What stands out is not the idea of future judgement, but the consequences experienced within this life.
The rod becomes a metaphor for harmful action itself—through speech, behaviour, and intention.
The Dhammapada
“If a man speaks or acts with an impure mind, suffering follows him.”
Karma in Everyday Life
What interests me most is how closely this connects karma with ordinary mental experience.
When actions are driven by anger, cruelty, greed, or hatred, suffering often follows almost immediately:
- agitation
- guilt
- fear
- resentment
- inner conflict
Not as punishment from outside, but as the natural result of the mind’s own condition.
This seems closely related to what Buddhism describes as suffering:
the dissatisfaction and mental unease created by craving, aversion, and attachment.

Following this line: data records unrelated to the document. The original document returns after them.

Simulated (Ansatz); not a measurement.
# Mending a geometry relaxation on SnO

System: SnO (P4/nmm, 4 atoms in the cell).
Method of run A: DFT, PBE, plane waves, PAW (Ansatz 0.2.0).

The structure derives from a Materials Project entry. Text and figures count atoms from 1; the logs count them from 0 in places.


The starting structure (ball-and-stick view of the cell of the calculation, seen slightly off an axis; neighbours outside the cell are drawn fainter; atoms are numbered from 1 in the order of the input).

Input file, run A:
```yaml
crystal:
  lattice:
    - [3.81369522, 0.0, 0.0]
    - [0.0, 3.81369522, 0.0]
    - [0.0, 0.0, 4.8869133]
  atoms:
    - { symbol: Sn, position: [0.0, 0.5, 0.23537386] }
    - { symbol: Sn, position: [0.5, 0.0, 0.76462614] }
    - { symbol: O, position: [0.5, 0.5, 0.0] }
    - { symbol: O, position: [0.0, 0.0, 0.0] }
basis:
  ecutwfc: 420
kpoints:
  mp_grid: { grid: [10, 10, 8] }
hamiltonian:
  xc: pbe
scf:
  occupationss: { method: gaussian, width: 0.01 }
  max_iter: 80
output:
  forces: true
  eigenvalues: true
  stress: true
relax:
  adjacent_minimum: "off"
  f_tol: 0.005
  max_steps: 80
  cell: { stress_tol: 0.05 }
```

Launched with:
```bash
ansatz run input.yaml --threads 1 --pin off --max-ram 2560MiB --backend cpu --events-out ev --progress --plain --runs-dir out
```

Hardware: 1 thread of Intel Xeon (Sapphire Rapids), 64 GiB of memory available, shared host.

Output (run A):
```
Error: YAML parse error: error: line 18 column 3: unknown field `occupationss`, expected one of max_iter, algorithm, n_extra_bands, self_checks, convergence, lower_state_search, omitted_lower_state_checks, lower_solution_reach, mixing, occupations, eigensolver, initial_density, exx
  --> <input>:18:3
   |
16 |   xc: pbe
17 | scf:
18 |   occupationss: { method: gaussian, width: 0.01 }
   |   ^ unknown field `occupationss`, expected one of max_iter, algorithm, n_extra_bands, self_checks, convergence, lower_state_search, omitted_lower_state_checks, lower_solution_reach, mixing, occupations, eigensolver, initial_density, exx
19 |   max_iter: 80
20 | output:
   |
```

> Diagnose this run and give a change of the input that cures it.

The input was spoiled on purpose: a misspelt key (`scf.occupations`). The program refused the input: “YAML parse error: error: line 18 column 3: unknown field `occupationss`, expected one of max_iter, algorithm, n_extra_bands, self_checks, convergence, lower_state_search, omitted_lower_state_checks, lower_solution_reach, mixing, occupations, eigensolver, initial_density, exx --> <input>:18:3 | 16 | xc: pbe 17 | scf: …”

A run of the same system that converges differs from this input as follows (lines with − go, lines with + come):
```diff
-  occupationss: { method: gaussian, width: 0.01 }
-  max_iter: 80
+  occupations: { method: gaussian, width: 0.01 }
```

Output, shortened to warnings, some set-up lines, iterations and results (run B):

Much of this suffering unfolds moment to moment within daily life.
Moral Discipline
Within the Noble Eightfold Path, this relates strongly to moral discipline:
- speech
- action
- livelihood
Not as obedience to rules, but as practical foundations for reducing suffering.
The quality of our thoughts, speech, and behaviour shapes the quality of our experience.
Crime and Punishment
A powerful literary example of this appears in Crime and Punishment.
Raskolnikov commits murder believing he can justify it intellectually and benefit from it materially. Yet what follows is not freedom or satisfaction, but mental torment.
Guilt gradually overwhelms every theory he constructed to defend himself.
The suffering is immediate, psychological, and deeply human.
In many ways, this resembles the “rod” described in the Dhammapada far more than any distant judgement.
Instant Karma

Even popular culture occasionally touches the same insight.
In Instant Karma!, John Lennon expresses something surprisingly close to this immediate understanding of karma:
“Instant Karma’s gonna get you
Gonna knock you right on the head…”
The phrase is memorable because it points toward consequences that are not postponed, but already unfolding through the way we live and think.
A Personal Reflection
For me, karma is less about speculation concerning a future life, and more about understanding the relationship between actions and mental suffering here and now.
The foundation for a satisfying life is closely connected to the moral qualities that shape our thoughts, speech, and behaviour moment by moment.
Not perfectly.
Not without failure.
But through continued observation of what leads toward suffering, and what leads away from it.